Pakistan to send investigators to UK
A team made up from Pakistan's Federal Investigation Agency (FIA) and possibly an official from the sports ministry will be heading to England as part of Pakistan's probe into the spot-fixing allegations
Osman Samiuddin
30-Aug-2010

There has been an angry reaction in Pakistan to the spot-fixing allegations • AFP
A team made up from Pakistan's Federal Investigation Agency (FIA) and
possibly an official from the sports ministry will be heading to England
as part of Pakistan's probe into the spot-fixing allegations swirling
around some of Pakistan's top cricketers.

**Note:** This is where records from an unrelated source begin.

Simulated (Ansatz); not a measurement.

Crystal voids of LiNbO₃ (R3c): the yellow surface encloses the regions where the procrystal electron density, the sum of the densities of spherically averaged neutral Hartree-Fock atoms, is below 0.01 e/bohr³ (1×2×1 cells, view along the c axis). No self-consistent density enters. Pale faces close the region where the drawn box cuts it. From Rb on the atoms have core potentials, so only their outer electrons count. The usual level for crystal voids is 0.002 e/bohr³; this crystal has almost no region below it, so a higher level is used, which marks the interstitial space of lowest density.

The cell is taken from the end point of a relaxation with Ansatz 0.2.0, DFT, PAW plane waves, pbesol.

No date of their departure is, however, set yet. A request has been made
to the UK government to let the team know when an appropriate time might
be for the them to travel.
The composition was discussed at a meeting between Interior Minister
Rehman Malik and the Sports Minister Ijaz Jakhrani on Tuesday. Inam Ghani,
the FIA director, and Azad Khan, the agency's additional director, have
been nominated to travel to London. The feeling in the interior ministry
is that a point of view from the sports ministry is relevant and
significant to the team's work. An official from the sports ministry is
expected to be announced by Wednesday.
Four players were alleged by the News of the World to be involved
in spot-fixing. Mazhar Majeed was caught on camera by the newspaper
claiming to have bribed fast bowlers Mohammad Asif and Mohammad Amir to
bowl deliberate no-balls during the Lord's Test against England. Majeed,
who also claimed Salman Butt and Kamran Akmal were involved, was arrested
before being let out on bail without charge. Scotland Yard spoke to Butt
as well as Amir and Asif, searched their rooms and
confiscated their mobile phones.
"The team will interact with Scotland Yard over there and our involvement
will be largely dependent on the investigations of Scotland Yard," Malik
told Cricinfo. "This will be fact-finding team, to ascertain what has
happened and why it might have done. There will be interaction with
Scotland Yard not interference because it has happened in the UK not in
Pakistan."
The involvement of the ministries indicates the seriousness with which the
government is viewing the allegations. Already the President Asif Ali
Zardari (also the chief patron of the PCB) has asked for - and been sent -
a preliminary report by the PCB into the matter. The Prime Minister Yousuf
Raza Gillani has also spoken sternly of the "shame" the incident has
caused Pakistan.
A request has also been made to Interpol London by the interior ministry
to send background information into the case to Interpol Pakistan.